Prof. Eugene Newman Parker

Study of the Sun and its relation to the phenomena on Earth has been one of the central themes of modern scientific research. Professor Eugene Parker in undoubtedly one of the greatest living exponents of the science that has contributed deeply to our current knowledge and understanding of solar-terrestrial relations. He has carried forward the legacy of such pioneers as S. Chapman, W.M. Elsasser and Hannes Alfven and has profoundly influenced developments in astrophysics.

Eugene Newman Parker was born in Houghton, Michigan on June 10, 1927 exactly two months before the birth of the man in whose memory the current lecture series has been institutd. He received a B.S degree from Michigan State University in 1948 and a Ph.D from California Institute of Technology in 1951. From Caltech, Parker went to the University of Utah where he held various academic positions till 1955. During 1953-55, Parker worked with Elsasser and developed his love for cosmic magentic fields, which has been the recurring theme of much of his research. In 1955, Parker moved to the University of Chicago becoming a faculty member in the department of Physics in 1957 and in the department of Astronomy and Astrophysics in 1967. He retired in 1995 as the S. Chandrashekar Distinguished Service Professor at the Enrico Fermi Institute and the department of physics and astronomy of University of Chicago.
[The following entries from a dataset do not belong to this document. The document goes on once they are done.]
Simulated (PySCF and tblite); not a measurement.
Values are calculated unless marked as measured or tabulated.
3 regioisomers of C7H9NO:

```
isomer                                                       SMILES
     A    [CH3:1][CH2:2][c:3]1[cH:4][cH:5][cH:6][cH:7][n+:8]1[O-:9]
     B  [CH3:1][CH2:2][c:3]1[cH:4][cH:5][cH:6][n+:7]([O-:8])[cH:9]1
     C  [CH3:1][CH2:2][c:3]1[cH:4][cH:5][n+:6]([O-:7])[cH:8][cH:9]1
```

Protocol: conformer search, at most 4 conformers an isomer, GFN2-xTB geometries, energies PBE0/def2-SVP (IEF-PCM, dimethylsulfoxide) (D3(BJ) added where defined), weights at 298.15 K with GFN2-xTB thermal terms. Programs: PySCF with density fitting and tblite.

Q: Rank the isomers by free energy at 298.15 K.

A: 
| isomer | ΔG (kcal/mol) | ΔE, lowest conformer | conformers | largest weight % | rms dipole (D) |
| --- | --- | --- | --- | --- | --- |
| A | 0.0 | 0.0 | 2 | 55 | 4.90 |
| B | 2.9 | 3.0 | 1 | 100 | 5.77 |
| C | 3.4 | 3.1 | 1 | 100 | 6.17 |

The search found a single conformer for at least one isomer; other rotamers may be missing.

In 1957, Chapman had developed a static model of the outer atmosphere of the Sun, where he showed that owing to the high thermal conductivity of the corona, its temperature would remain high even at large distances from the Sun and the limiting pressure would be several orders of magniture higher than the value known to apply to the normal interstellar medium. Parker abandoned Chapman's static model in favour of a dynamic one with a steady outflow of material from th corona. He produced an elegant theory based on non-linear equations for observation of mass, momentum and energy and obtained different types of solutions. He developed solutions where the expansion speed increased with distance from the Sun reaching supersonic values of a few hundred kilometres per second and for which the pressure vanished in the limit of large distances, thus bringing consistency with the known interstellar values. Thus was born the theory of the solar wind, the central component of heliophysical phnomena which affect the climate on Earth in a variety of ways. Despite the elegance of Parker's mathematical description of the solar wind, his theory was not easily accepted by physicists of the time and his paper model needed editorial intervention to achieve publication in the Astrophysical Journal in 1958. The first direct observations of the solar wind, which came soon after its publication amply vindicated his theory.

Parker also studied the dynamic properties of the gaseous disc of our Galaxy, which is inflated by the magnetic field and cosmic rays, and demonstrated the basic barometric equilibrium of such a system. In his Henry Norris Russell Lecture to the American Astrnonomical Society in 1969, Parker spoke on the Origin of Magnetic Fields. Astronomers in nearly every specialized field can find areas where Parker has made significant contribution. In one of his recent popular articles (Physics Today, June 2000) entitled The Physics of the Sun and the Galaxy to Stars, Parker prefaced it with the remark,

"The Sun is stranger than you think, displaying mysterious
manifestations of familiar laws of Physics and posing new
problems with every major advance in exploratory measurement."

Parker's own research spanning more then four decades, has done much to motivate these exploratory measurements and has provided the correct scientific interpretation of such measurements.

Parker has been the recipient of the John Adam Fleming Medal and the William Bowie Medal of the American Geophysical Union in 1968 and 1990 respectively. He was awarded the George Ellery Hale Prize of the AAS Solar Physics Division in 1978, the Chapman Medal and the Gold Medal of the Royal Astronomical Society in 1980 and 1992 respectively, the Catherine Wolfe Bruce Medal of Astronomical Society of the Pacific in 1997, and the American Physical Society's James Clerk Maxwell Prize for Plasma Physics in 2003. Furthermore in 2003, he won the Inamori Foundation's Kyoto Prize for Basic Sciences. He has authored several books, perhaps the most well known among them is Cosmical Magnetic Fields published by the Oxford University Press in 1979.

Last updated on: October 31, 2007